Not sure if this has already done the rounds on Sajha, but thought it might be of interest to some of you. It's a bit long, but well worth it IMO.
http://www.iht.com/articles/2007/09/25/business/leonhardt.php
Why are men happier than women? NEW YORK: Last year, a team of researchers added a novel twist to something known as a time-use survey. Instead of simply asking people what they had done over the course of their day, as pollsters have been doing since the 1960s, the researchers also asked how people felt during each activity. Were they happy? Interested? Tired? Stressed?
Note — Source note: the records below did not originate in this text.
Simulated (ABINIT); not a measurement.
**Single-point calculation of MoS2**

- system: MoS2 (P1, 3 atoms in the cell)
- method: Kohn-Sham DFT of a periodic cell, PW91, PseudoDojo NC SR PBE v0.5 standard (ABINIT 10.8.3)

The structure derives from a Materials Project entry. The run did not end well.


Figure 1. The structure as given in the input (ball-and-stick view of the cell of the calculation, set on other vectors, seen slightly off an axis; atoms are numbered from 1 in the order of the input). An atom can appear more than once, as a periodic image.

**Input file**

Not surprisingly, men and women often gave similar answers about what they liked to do (hanging out with friends) and didn't like (paying bills). But there are also a number of activities that produce very different reactions from the two sexes, and one of these activities stands out: Men apparently enjoy being with their parents, while women find time with their mom and dad to be slightly less pleasant than doing laundry.
Alan Krueger - a Princeton economist working with four psychologists on the time-use research team - figures that there is a simple explanation for the difference. For a woman, time with her parents often resembles work, whether it's helping them pay bills or plan a family gathering. "For men, it tends to be sitting on the sofa and watching football with their dad," said Krueger, who, when not crunching data, happens to enjoy watching the New York Giants with his father. This intriguing - if unsettling - finding is part of a larger story: there appears to be a growing happiness gap between men and women.
Two new research papers, using very different methods, have both come to this conclusion. Betsey Stevenson and Justin Wolfers , economists at the University of Pennsylvania (and a couple), have looked at the traditional happiness data, in which people are simply asked how satisfied they are with their overall lives. In 1970, women reported being slightly happier than men. Today, the two have switched places .
Krueger, analyzing time-use studies over the last four decades, has found that men have gradually cut back on activities they find unpleasant. They work less and relax more.
Over the same span, women have replaced housework with paid work - and, as a result, are spending almost as much time doing things they don't enjoy as in the mid-1960s. Forty years ago, a typical woman spent about 22 hours a week in an unpleasant activity, or 40 more minutes than a typical man. Today, with men working less, the gap is 90 minutes.
These trends are reminiscent of the idea of "the second shift ," the name of a 1989 book by the sociologist Arlie Hochschild, describing how modern women effectively had to hold down two jobs. The first shift was at the office, and the second at home.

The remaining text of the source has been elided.